RE: Clarifying Content-Location (Issue 136)

Roy T. Fielding wrote:
> Content-Location is for identifying the resource for which the
> message payload is a representation. It does not exist for the
> sake of caching.  It will not go away even if caching no longer
> mentions it, the spec no longer refers to variants, and the
> requirements associated with variants are removed.

I said that Content-Location's only interoperable use (if any) is for cache.
That is true.

> The base-setting effect was for MIME, MHTML, and message archival.
> The only thing we can change is that it does not apply for HTTP.
> 
> So, please, if you have specific changes to the document, then
> be specific about which sentences need to be removed or fixed.
> Please stop ranting about removing the field altogether,
> since all that does is interfere with seeing what needs to
> be changed in the draft.

What I said was:

     "when it is different than the request resource's URI"
     is unnecessary and wrong.

and:

     At the very least, the specification must not say that
     Servers "SHOULD" use the Content-Location header.
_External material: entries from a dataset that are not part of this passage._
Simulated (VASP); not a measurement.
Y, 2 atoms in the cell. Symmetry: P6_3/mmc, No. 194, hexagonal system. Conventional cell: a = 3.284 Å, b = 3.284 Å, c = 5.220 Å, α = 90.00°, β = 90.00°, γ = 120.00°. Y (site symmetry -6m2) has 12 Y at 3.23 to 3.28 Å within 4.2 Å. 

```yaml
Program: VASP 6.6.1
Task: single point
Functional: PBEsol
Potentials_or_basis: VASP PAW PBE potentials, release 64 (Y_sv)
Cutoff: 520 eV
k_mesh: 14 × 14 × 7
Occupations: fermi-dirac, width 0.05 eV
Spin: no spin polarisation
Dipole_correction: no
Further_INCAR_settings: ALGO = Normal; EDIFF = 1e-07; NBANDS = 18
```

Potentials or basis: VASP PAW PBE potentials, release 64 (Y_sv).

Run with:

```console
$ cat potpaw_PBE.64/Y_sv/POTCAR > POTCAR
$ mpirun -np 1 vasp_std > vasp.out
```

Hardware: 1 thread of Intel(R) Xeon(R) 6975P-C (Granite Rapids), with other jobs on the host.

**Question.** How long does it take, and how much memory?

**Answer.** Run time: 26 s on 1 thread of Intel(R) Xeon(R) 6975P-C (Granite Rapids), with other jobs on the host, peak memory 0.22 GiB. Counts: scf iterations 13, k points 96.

My full proposal is to change remove all the text in section 5.7 of Part 3,
and replace it with the following:

-- snip --
5.7.  Content-Location

    The "Content-Location" entity-header field is used to supply a URI
    for the entity in the message.

      Content-Location   = "Content-Location" ":" OWS
                            Content-Location-v
      Content-Location-v = absolute-URI / partial-URI

    The meaning of the Content-Location header in requests is
    undefined; servers are free to ignore it in those cases.
-- snip --

This would resolve issue #136 and issue #154. It also makes the
specification easier to read by removing all the explanation of how clients
and caches are NOT allowed to interpret Content-Location (caches, in
particular, can only do what they are specifically allowed to do). It also
removes the redundant statement of how relative URI references are resolved
(which is stated in Part 1, section 2.1).